Proposed Cook County Residential Tenant and Landlord Ordinance-RTLO

Cook County is proposing changes to the RLTO ordinance.  The only exemptions to this new ordinance at this point would be Chicago, Evanston, and Oak Park because they already have a similar ordinance in place.  This means if you are a landlord in Barrington, Schaumburg, Berwyn, Tinley Park, Lansing, or any of the other 131 municipalities you will be affected.

Some of these changes match the CRLTO in Chicago, but this new ordinance takes a step further in the direction of benefiting the tenant.  Here are just a few examples in both the original and proposed substitute version.

  • Late Fees – The ordinance would set a specific cap to the amount of late fees a Landlord can charge each month.  Both the original and proposed changes set the limits on late fees to $10 per month for the first $1,500 of rent and the 5% additional for rent above that.  $2,000 monthly rent would be a $35 max late fee you can charge.

  • Security Deposit – Like most of us do in Chicago, we work around the security deposit laws by accepting Non-Refundable Move-In Fees, however, this ordinance would not allow the collection of a non-refundable fee.

  • Lease Renewals –  Both the original and proposed changes say that no tenant should be required to sign a lease renewal more than 90 days prior to the termination date of the rental agreement.

  • Security Deposit Interest –  Both the original and proposed changes say that all security deposits be held in an interest-bearing account within an Illinois financial institution.

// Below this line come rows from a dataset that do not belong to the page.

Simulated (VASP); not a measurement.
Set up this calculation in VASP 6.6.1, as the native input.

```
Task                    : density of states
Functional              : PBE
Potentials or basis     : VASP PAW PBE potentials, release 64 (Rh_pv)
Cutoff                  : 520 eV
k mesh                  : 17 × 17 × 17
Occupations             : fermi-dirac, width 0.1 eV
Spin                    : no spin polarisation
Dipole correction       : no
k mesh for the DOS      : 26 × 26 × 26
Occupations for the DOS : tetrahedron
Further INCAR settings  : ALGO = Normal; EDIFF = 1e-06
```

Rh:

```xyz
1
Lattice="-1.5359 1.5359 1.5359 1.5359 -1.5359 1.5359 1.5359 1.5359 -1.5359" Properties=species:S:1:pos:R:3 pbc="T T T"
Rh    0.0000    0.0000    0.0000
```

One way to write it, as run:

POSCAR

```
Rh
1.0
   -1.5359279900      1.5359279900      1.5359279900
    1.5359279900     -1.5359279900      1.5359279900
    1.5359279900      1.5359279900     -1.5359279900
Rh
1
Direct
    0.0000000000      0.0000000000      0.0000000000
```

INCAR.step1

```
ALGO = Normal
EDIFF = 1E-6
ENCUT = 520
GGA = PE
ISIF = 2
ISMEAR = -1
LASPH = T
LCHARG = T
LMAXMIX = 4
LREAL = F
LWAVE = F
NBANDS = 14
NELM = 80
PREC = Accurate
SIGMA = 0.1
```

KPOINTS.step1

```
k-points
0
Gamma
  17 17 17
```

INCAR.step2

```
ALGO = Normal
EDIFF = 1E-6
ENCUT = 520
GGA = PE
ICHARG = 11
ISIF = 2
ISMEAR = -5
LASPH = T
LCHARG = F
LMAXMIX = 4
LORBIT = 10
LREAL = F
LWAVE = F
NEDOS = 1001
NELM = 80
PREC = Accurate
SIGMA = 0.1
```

  • Focus On Conditions – In both the original and proposed versions there is a large focus on penalties to owners that do not maintain a certain level of conditions to the property.  Landlords need to keep their property safe and address ongoing and capital improvements but this ordinance has it written to be very subjective or in a way that Landlords will find themselves guilty until proven innocent.

  • Disclosure Of Costs – Landlords would be responsible for disclosing utility costs for the previous 12 months of a rental unit.

  • Abandonment and Property – If the tenant left any personal property that is of little value, the landlord must notify the tenant that the items will be disposed of.  After sending the notice the landlord shall store all personal property of the tenant in a place of safekeeping.

The likelihood that some version of this ordinance will pass before the end of 2021 is very high.  The original proposal suggests all terms becoming effective immediately but the proposed change includes an effective date of June 2021.

We’re going to monitor this and will provide updates.